But it’s sad for the ‘poor rich kids’ who have no idea what the thing they eat, drink or smoke does to their brains (They were too cool to attend any lectures) and end up being broke and over-dosed. (That’s how THAT happens.) All in the futile pursuit of eternal coolness… But I don’t give a crap about that either.
So go on.. Smoke Your Joints, but please learn the ‘Science’ behind it too. (And feel free to make fun of me for being ‘uncool’ and for denying to be the passive-pot-smoker.. I don’t give a crap yet again :D)

Alcohol..   I love my alcohol, but at the right time, right place, with the right people and in right amounts :) And I am aware of the ‘Science’ behind it. I have decided to trade moments of imprudent-drunk-fun with the transient health of the synapses in the front-lobe of my brain. It is not only those moments, but also the everlasting memories formed in those moments. It’s a pretty good bargain between keeping my sanity and the health of my brain. And it provides the extremely valuable escape from the monotonous and drab work-life most of us lead.
‘Wise words’ for others would be.. Go for a drink, two or even more.. if you know you can handle it. I have been there, done that and loved it :D I have experimented with almost everything from every known and unknown land and have succeeded in holding my liquid in. But alcohol tolerance quite erratic and unpredictable. (Trust me.. I have seen weird phenotypes. I can share the stories more privately maybe.) As a very famous and old saying goes is several languages (including our own), ‘Stretch yourself as far as your cover reaches.’ And to those who have refrained themselves from giving in to the lure of this bane, My Respect :)
PS: I had my first drink at the legal age of 18. Vodka & Orange Juice. And next morning I decided never to drink Orange Juice again. :D

Guys please visit the amazing Mouse Rave Party.

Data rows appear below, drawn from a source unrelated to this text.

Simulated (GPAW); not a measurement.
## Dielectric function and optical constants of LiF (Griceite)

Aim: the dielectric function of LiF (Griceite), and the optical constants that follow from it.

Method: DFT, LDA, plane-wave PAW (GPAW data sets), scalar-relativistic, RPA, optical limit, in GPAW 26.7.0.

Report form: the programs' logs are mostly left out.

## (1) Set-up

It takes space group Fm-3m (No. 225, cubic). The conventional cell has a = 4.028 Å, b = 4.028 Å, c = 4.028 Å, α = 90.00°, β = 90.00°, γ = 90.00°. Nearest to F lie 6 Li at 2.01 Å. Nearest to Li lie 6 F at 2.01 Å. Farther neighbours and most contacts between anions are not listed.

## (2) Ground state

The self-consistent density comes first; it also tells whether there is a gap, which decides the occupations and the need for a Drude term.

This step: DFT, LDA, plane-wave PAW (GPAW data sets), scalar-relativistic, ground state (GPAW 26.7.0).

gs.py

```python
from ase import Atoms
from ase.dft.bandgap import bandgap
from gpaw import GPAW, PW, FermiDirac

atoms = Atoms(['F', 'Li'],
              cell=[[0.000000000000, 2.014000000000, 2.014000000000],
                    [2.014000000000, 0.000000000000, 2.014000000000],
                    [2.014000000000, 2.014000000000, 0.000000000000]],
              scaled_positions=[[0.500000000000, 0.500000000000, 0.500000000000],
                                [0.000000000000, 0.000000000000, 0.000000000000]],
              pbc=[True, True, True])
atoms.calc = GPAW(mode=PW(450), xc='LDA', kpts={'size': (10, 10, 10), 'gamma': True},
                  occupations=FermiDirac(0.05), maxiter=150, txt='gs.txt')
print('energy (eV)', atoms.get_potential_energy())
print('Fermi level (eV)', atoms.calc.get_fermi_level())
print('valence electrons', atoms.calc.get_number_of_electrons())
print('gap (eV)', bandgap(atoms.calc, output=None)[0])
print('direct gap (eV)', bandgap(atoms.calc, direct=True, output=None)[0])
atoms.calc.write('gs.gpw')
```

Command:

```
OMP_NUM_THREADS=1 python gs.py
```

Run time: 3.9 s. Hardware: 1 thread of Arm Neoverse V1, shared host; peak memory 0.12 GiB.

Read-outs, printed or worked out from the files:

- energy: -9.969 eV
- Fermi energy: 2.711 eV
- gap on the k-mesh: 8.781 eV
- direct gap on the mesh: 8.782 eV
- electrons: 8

Religion.. It has my full credence. May be not the commercialized religion put on sale these days, but I believe in spirituality, good deeds and a higher power guiding and looking upon us.
Through centuries science has been parted from religion. People of science have denounced religion. And the men of religion have shunned science and its apostles. To me rationality is an extrapolation of ideologies. Deeper I plunge into the abysmal ocean of Science, more tenacious, vehement and profound becomes my credence in God and his celestial powers. For something as intricate and abstruse as a living being, and a world adorned with a diverse assortment of such beings, all linked by an elaborate food chain can be contrived, spawned and fostered by only ‘someone’ with inimitable competence and dexterity. Life in itself is evidence of the existence of a higher power, The Almighty!’

But It Never Rained – Day #12


The Monsoon in India, when it arrives, feels like the first breath of air after you’ve been choked. Relief.. Personified :D The parched, dry land, takes a breath of life. It looks like the world has been resurrected. The first showers, when touch the scorching land, infinitesimal vapors of heat can be seen escaping. And the feeling of rain drops caressing my face while I ride my Scooty, heedless of the world around, is nothing less than eternal bliss. Shielding the rain, while striving to masquerade my covert wish to get drenched to my soul, then the apocryphal explanations of why I am soaked irrespective of the umbrella and the neatly folded raincoat under my seat..  uuh Nostalgia!!
The traffic jams, the puddles and the perpetual power-cuts aside, I love the headstrong and incessant, pouring and pounding tropical rains. I loved it before, but now I love it even more and pine for it for I haven’t witnessed it in ages now. The only rains I get here are the irresolute and meek temperate drizzles.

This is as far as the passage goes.